Ultimately what we call physis and the physical is but the
reflection of the world of the Soul; there is no pure physics, 
but always the physics of some definite psychic activity."
[Corbin, Spiritual Body and Celestial Earth]


Creation, The Imaginal World
Tom Cheetham:   The World Turned Inside Out  Henry Corbin and Islamic Mysticism
[Note: the following quote of Corbin's words, from Corbin's book 
Creative Imagination, explores and interprets the writings of the the 
great Sufi mystic, Ibn 'Arabi.  This passage on God's Creation begins 
with a quote from the Qur'an: "I was a hidden Treasure..."

"The leitmotiv is not the bursting into being of an autarchic
Omnipotence, but a fundamental sadness: 'I was a hidden 
Treasure, I yearned to be known.  That is why I produced crea-
tures, in order to be known in them.'  . . .  The origin, the 
beginning is determined by love, which implies a movement of 
ardent desire . . . on the part of him who is in love.  This ardent
desire is appeased by the divine Sigh.

. . . Creation springs not from nothingness, from something 
other than Himself . . . but from His fundamental being . . .

Thus Creation is Epiphany . . . it is an act of the divine, pri-
mordial Imagination.  Correlatively, if there were not within us
that same power of Imagination, which is not imagination in 
the profane sense of 'fantasy,' but the Active Imagination, none
of what we show ourselves would be manifest . . ."

. . . To the initial act of the Creator imagining the world
corresponds the creature imagining the worlds, his God,
his symbols."  [Corbin, Creative Imagination]

The archetypal creative act is not based on Power but on Love.  The imagination in us is not manipulative, not coercive . . . We are not creators of what we imagine, if by creation we mean the act of a Master.  To create is to Love, to let flower.  

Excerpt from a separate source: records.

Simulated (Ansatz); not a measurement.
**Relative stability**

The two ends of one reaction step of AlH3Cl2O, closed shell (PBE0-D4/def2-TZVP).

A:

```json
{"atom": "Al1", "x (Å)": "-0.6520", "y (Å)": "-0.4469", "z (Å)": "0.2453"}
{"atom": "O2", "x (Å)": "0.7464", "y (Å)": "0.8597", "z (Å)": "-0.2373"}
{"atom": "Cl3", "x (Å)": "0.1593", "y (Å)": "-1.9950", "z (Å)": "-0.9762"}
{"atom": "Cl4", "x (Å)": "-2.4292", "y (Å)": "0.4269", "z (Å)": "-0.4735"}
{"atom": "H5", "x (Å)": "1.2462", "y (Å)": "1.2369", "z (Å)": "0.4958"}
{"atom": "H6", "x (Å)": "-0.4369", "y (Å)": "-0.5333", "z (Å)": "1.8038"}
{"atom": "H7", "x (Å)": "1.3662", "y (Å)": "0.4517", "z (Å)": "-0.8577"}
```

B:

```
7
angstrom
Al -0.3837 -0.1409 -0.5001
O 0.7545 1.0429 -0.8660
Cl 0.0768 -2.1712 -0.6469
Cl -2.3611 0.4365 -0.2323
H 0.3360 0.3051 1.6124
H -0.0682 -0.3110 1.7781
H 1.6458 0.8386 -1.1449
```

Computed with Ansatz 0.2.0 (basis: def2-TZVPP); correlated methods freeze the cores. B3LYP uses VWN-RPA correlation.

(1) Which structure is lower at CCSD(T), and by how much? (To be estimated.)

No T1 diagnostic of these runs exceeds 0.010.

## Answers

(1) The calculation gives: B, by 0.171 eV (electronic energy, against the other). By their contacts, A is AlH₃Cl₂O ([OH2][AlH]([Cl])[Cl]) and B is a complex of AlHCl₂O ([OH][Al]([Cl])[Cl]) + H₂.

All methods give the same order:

Creation as Imagination is founded upon Desire, Love, and Sympathy.  Symbolic perception, mystic perception, gives birth to forms, to things, to personifications, out of the depths of the mysteries of the Heart.  And these beings, lifted thus away from their entrapment in the opacity of the world perceived as merely physical, have their true being revealed in the light of the mundus imaginalis, the imaginal world.

The Image thus created and perceived is no phantasm. . . It is more real than any "thing" can ever be.  Ta'wil is possible "because there is symbol and transparency."  

The world  of sensory perception becomes transparent.  It can be seen through.  But this is because what lies on the other side, what draws the world out of itself, and which has the power to turn it inside out, is more real, more true, more powerful than any of those realities, both autonomous and opaque, which make up the world of objects.  The only true  autonomy is granted by the One, which lies in the direction of heaven.

The world perceived in this way invites a Fall into and through the world, which is itself a Return . . . an awakening to and celebration of the immensity of the true Journey.


Perpetual Recurrent Creation
Tom Cheetham:   The World Turned Inside Out  Henry Corbin and Islamic Mysticism
The Creation itself as the realization of the Divine Compassion, the Breath of the Merciful, is itself the link between the human soul and the Divine.  And because of its living connection, it must be active, continually alive, subject to perpetual ta'wil.  This Creation is a recurrent Creation, not accomplished once and for all, such that we can at some time hope to know the ends of it.  "Creation as the 'rule of being' is the pre-eternal and continuous movement by which being is manifested at every instant in a new cloak." [Corbin, Creative Imagination]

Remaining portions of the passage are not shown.